Haliburton's HAL analyst meeting, held in Houston the last couple of days, highlighted the company's recent successes but also that they are not standing still. Despite having a clear market leading franchise in North America, HAL is essentially “tearing up” the model in unconventional plays. Meanwhile, they are committing to growth internationally while closing the margin gap with Schlumberger SLB. Deutsche Bank believe HAL's leading market position in the US, increasing complexity and international growth leave it well positioned and rate it BUY.
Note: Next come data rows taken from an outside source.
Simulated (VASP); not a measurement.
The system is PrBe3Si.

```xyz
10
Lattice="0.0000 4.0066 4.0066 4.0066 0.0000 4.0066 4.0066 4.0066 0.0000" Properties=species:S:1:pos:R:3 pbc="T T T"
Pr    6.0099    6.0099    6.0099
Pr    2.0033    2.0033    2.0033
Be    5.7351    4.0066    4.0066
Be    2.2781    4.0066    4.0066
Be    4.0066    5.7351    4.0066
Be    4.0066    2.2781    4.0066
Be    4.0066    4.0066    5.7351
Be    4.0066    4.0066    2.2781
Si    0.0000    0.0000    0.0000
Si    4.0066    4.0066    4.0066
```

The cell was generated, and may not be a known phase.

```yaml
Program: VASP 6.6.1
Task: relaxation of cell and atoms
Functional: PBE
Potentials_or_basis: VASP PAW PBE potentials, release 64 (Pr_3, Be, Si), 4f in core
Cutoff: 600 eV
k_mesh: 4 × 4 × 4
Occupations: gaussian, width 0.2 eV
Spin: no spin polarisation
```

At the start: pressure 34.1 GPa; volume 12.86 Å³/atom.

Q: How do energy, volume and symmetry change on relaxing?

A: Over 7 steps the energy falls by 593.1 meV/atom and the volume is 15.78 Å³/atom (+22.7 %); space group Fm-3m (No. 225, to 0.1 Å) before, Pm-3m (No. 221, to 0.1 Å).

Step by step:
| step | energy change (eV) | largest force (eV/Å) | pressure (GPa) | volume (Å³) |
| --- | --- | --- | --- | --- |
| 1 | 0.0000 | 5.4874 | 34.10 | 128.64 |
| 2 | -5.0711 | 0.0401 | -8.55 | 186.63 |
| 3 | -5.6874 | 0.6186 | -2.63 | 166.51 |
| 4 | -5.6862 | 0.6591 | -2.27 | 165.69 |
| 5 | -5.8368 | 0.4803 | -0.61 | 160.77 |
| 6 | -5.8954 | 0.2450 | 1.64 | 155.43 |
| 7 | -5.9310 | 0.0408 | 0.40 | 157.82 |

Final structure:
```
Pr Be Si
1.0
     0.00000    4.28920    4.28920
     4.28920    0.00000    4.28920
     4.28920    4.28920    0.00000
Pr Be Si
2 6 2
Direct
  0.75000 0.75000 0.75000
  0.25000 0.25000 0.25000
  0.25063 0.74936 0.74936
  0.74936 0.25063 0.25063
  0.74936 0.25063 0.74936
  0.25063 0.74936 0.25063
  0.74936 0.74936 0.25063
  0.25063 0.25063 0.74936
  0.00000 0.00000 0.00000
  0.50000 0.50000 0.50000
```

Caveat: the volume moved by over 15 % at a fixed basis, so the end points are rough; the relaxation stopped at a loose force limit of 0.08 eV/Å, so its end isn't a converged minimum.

HAL hopes to grow internationally by leveraging their leadership in unconventional
plays in NA into the international markets where they are tracking/ pursuing over $15B in opportunities, a number that could grow to $35B in the next 10 years. Meanwhile in deepwater, HAL is committing to grow 25% faster than the market. HAL is also investing in under-served markets and pushing its technology, manufacturing and supply chain efforts into local markets. Overall, HAL is targeting international margins in the mid 20% range.
DB's $48 target price is based on 8.7x our 2011 EBITDA estimate which is the average forward EBITDA multiple for HAL since 1995. The primary risk to the thesis is uncertainty regarding the Deepwater Horizon GOM accident. Deterioration in natural gas fundamentals is another risk.